July 12, 2020 | Written by: Masayuki Suzuki and Gakuto Kurata
Categorized: AI | IBM Research-Tokyo
Share this post:
Automatic speaker diarization is the process of recognizing “who spoke when.” It enriches understanding from automatic speech recognition, which is valuable for downstream applications such as analytics for call-center transcription and meeting transcription.
In a recent publication, “Speaker Embeddings Incorporating Acoustic Conditions for Diarization,” presented virtually at ICASSP 2020, we describe a novel speaker diarization algorithm that can consider not only speaker information, but also identifying clues about individual recording environments that help differentiate between the speakers, resulting in improved diarization accuracy for our in-house, real test cases as well as public benchmark data.
This enables Watson Speech-to-Text to provide more accurate speaker diarization. Our proposed method is language-independent and is now integrated into the speaker labels (speaker diarization) APIs in the IBM Watson Speech-to-Text service.
Fig. 1: Schematic diagram of speaker diarization
Diarization is realized by mapping a segment of speech, such as a word, into a space that represents the speaker’s characteristics and then clustering the segment representations. Fig. 1 shows a flow chart for diarization. A key problem is how to do the mapping from speech segments to the representation space. Ideally, different speakers should be mapped to different positions in the space, regardless of what they are talking about. In recent years, neural networks havebeen used for this mapping, leading to substantial improvements in diarization accuracy.
In analyzing real speaker diarization use cases we found that additional information coming from the recording environment can be used for more accurate speaker diarization, proposed a new neural network training method for speaker diarization that exploits this information, and showed that it improves performance greatly.
Fig. 2: Neural network based speaker embedding extraction
The process for computing neural network-based speaker embeddings is illustrated in Fig. 2. The input speech is transformed into a fixed-dimension vector through a neural network, and this vector is then used as input for a speaker classifier. The speaker classifier and the neural network are jointly trained using data comprising pairs of speech segments and speaker labels. When doing diarization, the vector — typically called a “speaker embedding” — is used for clustering.

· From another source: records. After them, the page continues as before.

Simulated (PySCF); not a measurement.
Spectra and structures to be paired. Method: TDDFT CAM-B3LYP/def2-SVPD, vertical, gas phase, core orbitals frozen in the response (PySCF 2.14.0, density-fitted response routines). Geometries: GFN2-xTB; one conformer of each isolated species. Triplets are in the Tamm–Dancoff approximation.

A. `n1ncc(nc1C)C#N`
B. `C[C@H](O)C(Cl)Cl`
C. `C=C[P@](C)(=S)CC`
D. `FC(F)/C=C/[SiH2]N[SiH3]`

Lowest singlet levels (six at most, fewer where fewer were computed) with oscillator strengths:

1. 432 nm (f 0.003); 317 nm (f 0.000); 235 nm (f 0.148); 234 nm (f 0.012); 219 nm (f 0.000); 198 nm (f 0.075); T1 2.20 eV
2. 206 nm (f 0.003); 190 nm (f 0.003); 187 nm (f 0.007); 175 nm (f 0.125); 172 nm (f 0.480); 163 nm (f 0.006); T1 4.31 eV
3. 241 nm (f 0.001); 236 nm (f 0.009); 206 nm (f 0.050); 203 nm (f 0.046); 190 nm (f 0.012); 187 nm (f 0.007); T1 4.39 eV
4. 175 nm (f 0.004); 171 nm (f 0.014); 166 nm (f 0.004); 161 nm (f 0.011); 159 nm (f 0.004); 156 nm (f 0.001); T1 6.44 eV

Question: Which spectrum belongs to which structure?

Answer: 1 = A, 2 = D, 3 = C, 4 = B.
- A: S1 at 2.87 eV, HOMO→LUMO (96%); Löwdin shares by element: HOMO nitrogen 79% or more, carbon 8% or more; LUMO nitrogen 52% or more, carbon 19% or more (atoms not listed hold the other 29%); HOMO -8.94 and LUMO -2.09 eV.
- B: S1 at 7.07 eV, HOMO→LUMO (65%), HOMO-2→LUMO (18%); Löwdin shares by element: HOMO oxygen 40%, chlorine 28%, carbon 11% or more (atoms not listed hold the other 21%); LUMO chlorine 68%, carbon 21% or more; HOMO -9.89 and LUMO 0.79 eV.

The speaker embeddings have information to discriminate between speakers. Considering the applications of speaker diarization, however, we can further improve embeddings by introducing information about the broad acoustic conditions in which the speech was recorded. Specifically, the acoustic conditions (e.g., the microphone) for each speaker are generally fixed in the same recording, and differences in these conditions can thus provide critical information for speaker diarization.
Fig. 3: Proposed speaker embedding extraction incorporating acoustic conditions
A simple, but very effective way we found to embed acoustic condition information in the vector is to use a “speaker AND acoustic condition” classifier. Fig. 3. shows a concrete example. Unlike the usual speaker classification, we assume that the same speaker belongs to different classes if the microphone is different. The vector obtained in this way includes information of not only the speaker, but also the microphone.
Fig. 4: Speaker Error Rate (SER) improvement by the proposed method
We evaluated our proposed method using four test cases, including the well-known public CallHome corpus (LDC catalog number LDC97S42). Fig. 4 shows the average speaker error rates from diarization. By using a neural network with the standard speaker classification task, speaker error rate (SER) improved from 6.02 percent to 5.59 percent. Using the proposed speaker AND microphone classification, SER improved from 5.59 percent to 4.36 percent. By combining with another method detailed in the paper, we achieved an SER of 4.21 percent on this test set.